Boris Kagarlitsky, a veteran left-wing dissident, holds the distinction of having been a political prisoner under the regimes of Leonid Brezhnev and Boris Yeltsin. Now he can add President Vladimir Putin to that list. He’s just been released after a 10-day stint in a Moscow detention center for posting a link to a Communist Party statement alleging electoral fraud during last month’s parliamentary elections.
Mr. Kagarlitsky had been in Siberia working as a political strategist for a prominent Communist candidate for the State Duma, Russia’s lower house of parliament. He returned to the capital to find that the pro-Kremlin United Russia (UR) party had swept all the city’s constituencies. That was in defiance of exit polls and votes counted at polling stations, after tens of thousands of unverifiable “electronic votes” appeared and decisively reversed results.

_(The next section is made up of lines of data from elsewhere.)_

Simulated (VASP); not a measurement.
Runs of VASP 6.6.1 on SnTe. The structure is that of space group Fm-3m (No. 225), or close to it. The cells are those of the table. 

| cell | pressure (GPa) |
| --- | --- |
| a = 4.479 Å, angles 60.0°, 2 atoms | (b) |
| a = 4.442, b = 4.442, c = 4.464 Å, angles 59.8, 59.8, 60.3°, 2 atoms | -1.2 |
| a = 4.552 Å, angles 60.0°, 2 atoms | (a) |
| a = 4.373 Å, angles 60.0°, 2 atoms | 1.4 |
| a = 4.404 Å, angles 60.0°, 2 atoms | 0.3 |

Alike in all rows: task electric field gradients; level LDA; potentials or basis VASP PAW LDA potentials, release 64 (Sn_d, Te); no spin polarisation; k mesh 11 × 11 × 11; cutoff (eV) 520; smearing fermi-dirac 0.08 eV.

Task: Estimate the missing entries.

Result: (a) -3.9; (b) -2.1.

A veritable encyclopedia on the subject of Russian electoral dirty tricks, Mr. Kagarlitsky says he has never seen fraud at this level. “What happened in Moscow was simply theft on a grand scale,” he says.
It testifies to how terrified Russian authorities are, even of the permitted electoral system that they created, that they would do this.
The independent election watchdog Golos estimates that at least 78,000 fraudulent ballots were filed through the new system of electronic voting in Moscow, denying the Communist Party (KPRF) several wins. Now the party, which has long been tolerated by the Kremlin as a voice of opposition, is fighting back.
While some rank-and-file members want them to push harder if they ever want to make political headway, their nascent protesting has resulted in a decisive wave of official repression. The backlash is unprecedented in post-Soviet experience and threatens to upend two decades of Putin-era political stability.
A new kind of crackdown
Mr. Kagarlitsky, a well-known scholar who belongs to no political party, was arrested Sept. 30 when he arrived at the Higher School of Social and Economic Sciences, where he lectures. He was subsequently sentenced for sharing banned content on social media. He maintains he posted what he thought was a routine political critique about the voting fraud and linked to a KPRF statement that mentioned party rallies. He says he didn’t know the rallies had been prohibited by authorities.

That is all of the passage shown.